A second attempt with the screen locked also failed to reboot the phone because only two of over 20 messages were immediately received. This may have been caused by a network issue or operator-imposed rate limiting. The messages did arrive later and the phone rebooted when unlocking the screen.
Alecu said that he discovered this denial-of-service issue over a year ago and has since tested and confirmed it on Google Galaxy Nexus, Nexus 4 and Nexus 5 phones running various Android 4.x versions, including the newly released Android 4.4, or KitKat.
Around 20 different devices from various vendors have also been tested and are not vulnerable to this problem, he said.
This doesn't exclude the possibility that some devices from other vendors are vulnerable, but so far it has only been confirmed on the previously mentioned Google Nexus phones.
Alecu claims he contacted Google several times since he found the flaw, but mostly got automated responses. Someone from the Android Security Team responded in July and said the issue would be fixed in Android 4.3, but it wasn't, Alecu said, adding that this contributed to his decision to disclose the problem publicly.
"We thank him for bringing the possible issue to our attention and we are investigating," a Google representative said via email.
In the absence of an official fix, Alecu worked with Michael Mueller, an IT security consultant from Germany, to create an application that can be used to block this kind of class 0 SMS denial-of-service attack.
The app is called Class0Firewall and is already available in Google Play. It can be used to configure a threshold for received class 0 messages, after which all subsequent messages are blocked for a period of time chosen by the user.

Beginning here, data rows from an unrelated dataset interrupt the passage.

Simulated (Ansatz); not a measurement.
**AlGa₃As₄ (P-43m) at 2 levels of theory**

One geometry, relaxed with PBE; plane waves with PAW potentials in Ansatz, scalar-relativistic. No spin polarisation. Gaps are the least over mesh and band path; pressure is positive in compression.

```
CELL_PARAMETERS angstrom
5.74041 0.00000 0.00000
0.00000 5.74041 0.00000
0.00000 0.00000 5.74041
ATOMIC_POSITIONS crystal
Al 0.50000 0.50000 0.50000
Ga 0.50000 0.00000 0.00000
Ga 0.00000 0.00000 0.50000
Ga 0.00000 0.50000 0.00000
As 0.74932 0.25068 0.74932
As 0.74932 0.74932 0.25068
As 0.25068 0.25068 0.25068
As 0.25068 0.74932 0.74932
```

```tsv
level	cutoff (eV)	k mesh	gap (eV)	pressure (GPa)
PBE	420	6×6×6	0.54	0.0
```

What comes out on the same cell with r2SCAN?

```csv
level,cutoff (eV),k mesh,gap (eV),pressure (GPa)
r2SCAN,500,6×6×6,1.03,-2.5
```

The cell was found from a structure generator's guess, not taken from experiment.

Because the attack causes the messaging app to crash and the phone to reboot, it suggests that something really bad happens inside the phone's memory, Mueller said via email. The bug should be further investigated to see if it can also lead to code execution, he said. "I see this as a serious vulnerability that has to be fixed by Google."
"Bogdan [Alecu] came up with the idea and asked if I could develop an app that prevents the class 0 messages from entering the device and thus prevent the denial-of-service attack," Mueller said. "He told me about his discovery and we came to the conclusion that it would be good to have a free app available at the time the vulnerability is made public to enable people to protect themselves from such an attack."